The Munich-based Ifo think tank said on Wednesday its business climate index, based on a monthly survey of some 7,000 firms, rose to 102.4 in December.

That was up from 101.4 in November and the highest level in five months, though the sub-reading for current business conditions fell.

"With a worsening current assessment but improving expectations, today's Ifo sends a clear message: things will go worse before they get better. It looks as if any contraction of the economy should be short-lived," said Carsten Brzeski of ING.

Germany has been an engine of growth throughout much of the three-year debt crisis in the euro zone, but persistent weakness in other countries in the region has recently threatened to drag its economy down.

German GDP could well contract in the fourth quarter, many economists believe - a view supported by October's slump in industrial output and narrowing of the trade surplus to its lowest level in over half a year.

For 2013, the Ifo and the country's central bank this month cut their growth forecasts for 2013 and the government may do likewise.

But Wednesday's Ifo reading, which followed a December Purchasing Managers' survey that showed the private sector expand for the first time since April, beat the median forecast in a Reuters poll of 40 economists for a rise to 102.0.

The data boosted European stocks to their highest levels of the year. The euro also climbed against the dollar.

"The result ... supports our expectations that the German economic climate should take a turn for the better by spring 2013 at the latest ... The economy should avoid a recession by a whisker," said Heinrich Bayer of Postbank Research.

PROSPECTS MORE UPBEAT

Markets have also been encouraged by a European Central Bank promise to buy the bonds of stricken euro states, an agreement last week to release new aid to Greece and an upgrade of the country's sovereign debt rating.

"There is a certain calming down at the end of the year. Export expectations have risen. Companies are growing confident again," Ifo economist Klaus Wohlrabe told Reuters.

The firms polled by Ifo were more pessimistic about their current business conditions, with that index falling to 107.1 from 108.1 in November, the lowest level in 2-1/2 years.
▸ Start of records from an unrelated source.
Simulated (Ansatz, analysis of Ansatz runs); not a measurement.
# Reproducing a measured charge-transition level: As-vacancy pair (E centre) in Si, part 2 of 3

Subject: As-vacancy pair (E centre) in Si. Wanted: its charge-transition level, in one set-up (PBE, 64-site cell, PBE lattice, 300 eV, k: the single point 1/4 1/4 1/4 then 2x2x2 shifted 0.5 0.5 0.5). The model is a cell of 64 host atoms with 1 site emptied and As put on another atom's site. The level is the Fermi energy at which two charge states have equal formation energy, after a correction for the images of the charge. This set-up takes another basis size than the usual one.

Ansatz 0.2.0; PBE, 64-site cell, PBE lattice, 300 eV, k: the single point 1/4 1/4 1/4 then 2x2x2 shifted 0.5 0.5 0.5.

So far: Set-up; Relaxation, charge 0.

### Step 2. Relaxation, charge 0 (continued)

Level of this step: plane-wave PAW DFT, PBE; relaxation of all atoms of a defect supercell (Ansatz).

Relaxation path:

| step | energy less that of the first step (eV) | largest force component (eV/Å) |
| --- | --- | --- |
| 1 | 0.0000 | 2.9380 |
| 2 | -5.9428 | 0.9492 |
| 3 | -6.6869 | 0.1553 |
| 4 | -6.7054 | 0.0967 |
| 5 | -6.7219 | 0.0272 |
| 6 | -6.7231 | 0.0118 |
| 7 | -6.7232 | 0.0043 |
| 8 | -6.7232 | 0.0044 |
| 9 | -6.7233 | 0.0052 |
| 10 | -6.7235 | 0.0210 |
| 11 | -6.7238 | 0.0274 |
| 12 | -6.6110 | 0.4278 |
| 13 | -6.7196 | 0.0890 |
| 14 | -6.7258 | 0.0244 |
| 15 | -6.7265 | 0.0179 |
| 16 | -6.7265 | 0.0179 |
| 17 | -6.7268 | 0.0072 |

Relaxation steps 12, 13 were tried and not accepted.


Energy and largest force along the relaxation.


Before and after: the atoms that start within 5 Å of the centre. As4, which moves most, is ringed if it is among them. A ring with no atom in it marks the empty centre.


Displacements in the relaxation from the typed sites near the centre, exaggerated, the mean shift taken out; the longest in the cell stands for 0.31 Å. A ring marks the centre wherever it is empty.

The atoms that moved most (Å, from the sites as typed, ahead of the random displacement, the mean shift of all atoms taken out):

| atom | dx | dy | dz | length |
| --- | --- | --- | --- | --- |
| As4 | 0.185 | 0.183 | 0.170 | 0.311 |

But the sub-reading on expectations increased to 97.9 from 95.2, the biggest month-on-month rise since June 2010.

Wohlrabe said growth impulses would come from Asia and the United States, making up for a lack demand from recession-hit peers in the rest of the European Union, where Germany sells roughly 60 percent of its exports and governments are slashing costs to rein in public deficits.

German luxury carmaker Daimler (DAIGn.DE) is revamping its China operations, trying to catch up with rivals in a market that has helped premium German manufacturers offset weakening business in core European markets.

Last week, Ifo nearly halved its forecast for 2013 German growth to 0.7 percent but said domestic demand would help it pick up next year after a brief contraction this quarter.

Ifo said the euro zone's debt crisis had hit the German economy later than expected, delaying the recovery.

Wohlrabe said he expected a 0.3 percent contraction this quarter and "slightly positive" growth in the first three months of 2013.

In line with that, a German trade group forecast on Tuesday that steel production would return to modest growth next year, with companies rebuilding stocks as demand from the automotive and engineering sectors picks up.